By: Ted Dabrowski
Glance at the list of the Civic Federation’s Trustees and you’ll see a collection of Illinois corporate titans. Many of the 16 men and one woman are CEOs, heads of private equity, chairs of boards, investors or hugely successful entrepreneurs. The trustees are listed in the appendix below.
I worked with heavy hitters like these during my career in international finance. They all achieved their success by being demanding investors and great stewards of their shareholders’ money. None of them would ever ask shareholders to pour money into a dysfunctional, bloated and mismanaged company without first ensuring they could clean house.
So it’s surreal to read the Civic Fed’s 2019 recommended budget plan for Illinois. Year after year the group continues to ask Illinoisans to pour billions of dollars more into the corrupt and nearly-bankrupt corporation that is the state of Illinois – while demanding little to none of the hard hitting reforms its trustees would demand with their own money.

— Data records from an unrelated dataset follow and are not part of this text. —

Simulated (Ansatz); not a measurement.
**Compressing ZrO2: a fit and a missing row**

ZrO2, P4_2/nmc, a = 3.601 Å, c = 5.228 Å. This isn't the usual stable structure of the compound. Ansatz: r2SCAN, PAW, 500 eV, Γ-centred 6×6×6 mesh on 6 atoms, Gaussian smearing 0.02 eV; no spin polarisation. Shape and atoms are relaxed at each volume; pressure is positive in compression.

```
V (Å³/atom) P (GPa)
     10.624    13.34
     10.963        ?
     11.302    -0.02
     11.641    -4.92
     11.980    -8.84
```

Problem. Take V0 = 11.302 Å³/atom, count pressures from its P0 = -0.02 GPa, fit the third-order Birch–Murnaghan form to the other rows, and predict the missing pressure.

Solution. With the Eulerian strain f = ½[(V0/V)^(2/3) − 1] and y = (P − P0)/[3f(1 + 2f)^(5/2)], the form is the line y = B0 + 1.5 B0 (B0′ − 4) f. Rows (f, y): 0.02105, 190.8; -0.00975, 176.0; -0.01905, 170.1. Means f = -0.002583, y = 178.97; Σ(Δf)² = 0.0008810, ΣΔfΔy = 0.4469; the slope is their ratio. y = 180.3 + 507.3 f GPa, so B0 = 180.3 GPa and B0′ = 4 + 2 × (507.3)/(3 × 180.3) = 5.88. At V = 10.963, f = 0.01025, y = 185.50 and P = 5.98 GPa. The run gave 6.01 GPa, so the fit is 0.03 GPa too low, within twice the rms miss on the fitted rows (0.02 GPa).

Why would the trustees propose plans that are so antithetical to the investment and management principles that led them to their individual successes? Even the Civic Fed’s own stated goal is “to maximize the quality and cost-effectiveness of government services in the Chicago region and State of Illinois.”
In the real world, before a penny is ever invested in failing companies, heads would fly, corruption would be rooted out, fat would be cut, governance laws would be re-written, fiscal discipline would be imposed, duplication and overlap wiped out, and departments shut down. Whatever debt was bankrupting the company would be reformed and restructured. Those are the rules of the game when shareholders agree to fund a turnaround: accept the massive changes or no investment.
But what the Civic Fed recommends to Illinoisans contains virtually none of those requirements.
Now, some at the Civic Fed might argue that managing governments is different. That running a government and helping Illinois’ poor and most vulnerable requires a different tack.
My response is: For sure, but if you think the current system with its current leaders is taking care of Illinois’ most vulnerable, you are grossly mistaken. In fact, everybody is losing right now. Taxpayers are burdened with some of the highest taxes in the nation. Retirement security has collapsed for government workers. And Illinois’ most vulnerable have seen programs cut as social services are increasingly overwhelmed by a dysfunctional government.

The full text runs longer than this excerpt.